Active regions of the Sun are highlighted in this composite image combining observations from a fleet of sun-monitoring satellites: NASA’s NuSTAR (Nuclear Spectroscopic Telescope Array), JAXA’s Hinode spacecraft and NASA’s SDO (Solar Dynamics Observatory).

High-energy X-rays from NuSTAR are shown in blue; low-energy X-rays from Hinode are green; and extreme UV light from SDO is yellow and red. All three telescopes captured their solar images around the same time on April 29, 2015. Image credit: NASA / JPL-Caltech / GSFC / JAXA.
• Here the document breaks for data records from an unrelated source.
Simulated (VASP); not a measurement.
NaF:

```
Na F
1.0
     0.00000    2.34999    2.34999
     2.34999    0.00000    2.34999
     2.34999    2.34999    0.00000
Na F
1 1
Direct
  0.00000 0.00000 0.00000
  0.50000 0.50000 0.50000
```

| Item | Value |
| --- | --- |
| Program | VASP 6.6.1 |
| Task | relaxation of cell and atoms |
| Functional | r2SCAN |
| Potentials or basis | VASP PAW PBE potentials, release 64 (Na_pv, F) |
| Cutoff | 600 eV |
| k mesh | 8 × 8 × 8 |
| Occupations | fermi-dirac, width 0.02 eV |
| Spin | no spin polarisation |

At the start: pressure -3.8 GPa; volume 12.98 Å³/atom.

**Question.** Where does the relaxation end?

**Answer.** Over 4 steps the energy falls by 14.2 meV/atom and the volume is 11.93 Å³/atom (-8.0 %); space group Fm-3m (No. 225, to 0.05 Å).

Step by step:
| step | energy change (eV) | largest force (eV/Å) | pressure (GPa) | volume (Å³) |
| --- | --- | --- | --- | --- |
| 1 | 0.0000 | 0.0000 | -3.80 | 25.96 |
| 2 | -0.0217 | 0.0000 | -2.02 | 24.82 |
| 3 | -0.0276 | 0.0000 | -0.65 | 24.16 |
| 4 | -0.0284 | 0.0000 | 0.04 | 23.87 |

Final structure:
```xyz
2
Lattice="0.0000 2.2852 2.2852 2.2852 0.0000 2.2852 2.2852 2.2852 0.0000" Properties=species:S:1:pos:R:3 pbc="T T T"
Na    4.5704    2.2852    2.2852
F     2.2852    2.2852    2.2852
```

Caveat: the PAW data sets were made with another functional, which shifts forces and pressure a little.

“We can see a few active regions on the Sun in this view. Our Sun is quietening down in its activity cycle, but still has a couple of years before it reaches a minimum,” said Dr Iain Hannah of the University of Glasgow, who presented the image today (July 8, 2015) at the National Astronomy Meeting in Llandudno, Wales, UK.
“Those active areas of the Sun are filled with flares, which occur when magnetic field lines become tangled and broken, and then reconnect.”
Due to its extreme sensitivity, NuSTAR cannot view the larger flares. But it can help measure the energy of smaller microflares, which produce only one-millionth the energy of the larger flares.
NuSTAR may also be able to directly detect hypothesised nanoflares, which would be only one-billionth the energy of flares.
“Athough not optimized for solar observations, NuSTAR’s high sensitivity can probe previously inaccessible X-ray emission from the Sun. For instance, the weak X-ray signatures of a coronal energy release region in occulted flares or searching for the non-thermal emission from nanoflares in non-flaring active regions and the quiet Sun,” Dr Hannah and co-authors said.
“We still need the Sun to quieten down more over the next few years to have the ability to detect these events,” Dr Hannah said.
“While our Sun is approaching the tranquil end of its roughly 11-year activity cycle, it has been showing spurious bouts of high activity.”
“What’s great about NuSTAR is that the telescope is so versatile that we can hunt black holes millions of light-years away and we can also learn something fundamental about the star in our own backyard,” said co-author Dr Brian Grefenstette of the California Institute of Technology in Pasadena.